Mastering Spring Transaction Management: From JDBC to @Transactional

Transaction Basics

A transaction groups multiple SQL statements so that they either all succeed or all fail, preserving data integrity. For example, a bank transfer must debit one account and credit another atomically; otherwise, inconsistent balances may occur.

Spring Boot Transaction Management

Spring supports two transaction programming models:

Programmatic management using TransactionTemplate or the lower‑level PlatformTransactionManager.

Declarative management using the @Transactional annotation, which relies on AOP interception.

Spring Boot automatically includes the required transaction support libraries; no extra dependencies are needed.

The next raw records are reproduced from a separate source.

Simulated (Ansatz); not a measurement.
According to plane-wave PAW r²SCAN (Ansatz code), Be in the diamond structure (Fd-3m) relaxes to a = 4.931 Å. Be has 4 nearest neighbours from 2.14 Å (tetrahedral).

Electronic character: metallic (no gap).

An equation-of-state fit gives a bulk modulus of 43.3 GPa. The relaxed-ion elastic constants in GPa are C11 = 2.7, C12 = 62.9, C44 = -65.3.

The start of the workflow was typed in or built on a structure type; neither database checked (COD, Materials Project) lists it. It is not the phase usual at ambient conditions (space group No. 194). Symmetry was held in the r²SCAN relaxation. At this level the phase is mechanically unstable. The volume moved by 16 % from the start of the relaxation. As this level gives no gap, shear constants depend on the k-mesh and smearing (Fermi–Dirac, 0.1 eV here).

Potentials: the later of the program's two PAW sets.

Programmatic Transaction Management

At the JDBC level, manual transaction control is performed by disabling auto‑commit, executing statements, and committing or rolling back the connection:

Class.forName(DRIVER_CLASS);
Connection conn = DriverManager.getConnection(JDBC_URL, USER, PASSWORD);
conn.setAutoCommit(false);
Statement stmt = conn.createStatement();
stmt.executeUpdate("insert into tb_user(id, name) values(1, 'tom')");
stmt.executeUpdate("insert into tb_role(id, name) values(1, 'sys')");
conn.commit();
} catch (SQLException e) {
    conn.rollback();
}
stmt.close();
conn.close();

In Spring, the same logic can be expressed with PlatformTransactionManager:

@Service
public class ApiService {
    @Autowired private RoleMapper roleMapper;
    @Autowired private MenuMapper menuMapper;
    @Autowired private PlatformTransactionManager transactionManager;

    public void insert(Role role, Menu menu) {
        TransactionStatus status = transactionManager.getTransaction(new DefaultTransactionDefinition());
        try {
            roleMapper.insert(role);
            menuMapper.insert(menu);
            transactionManager.commit(status);
        } catch (Exception e) {
            transactionManager.rollback(status);
            LOGGER.error("Commit data exception", e);
        }
    }
}

Running the application prints the concrete transaction‑manager implementation (e.g.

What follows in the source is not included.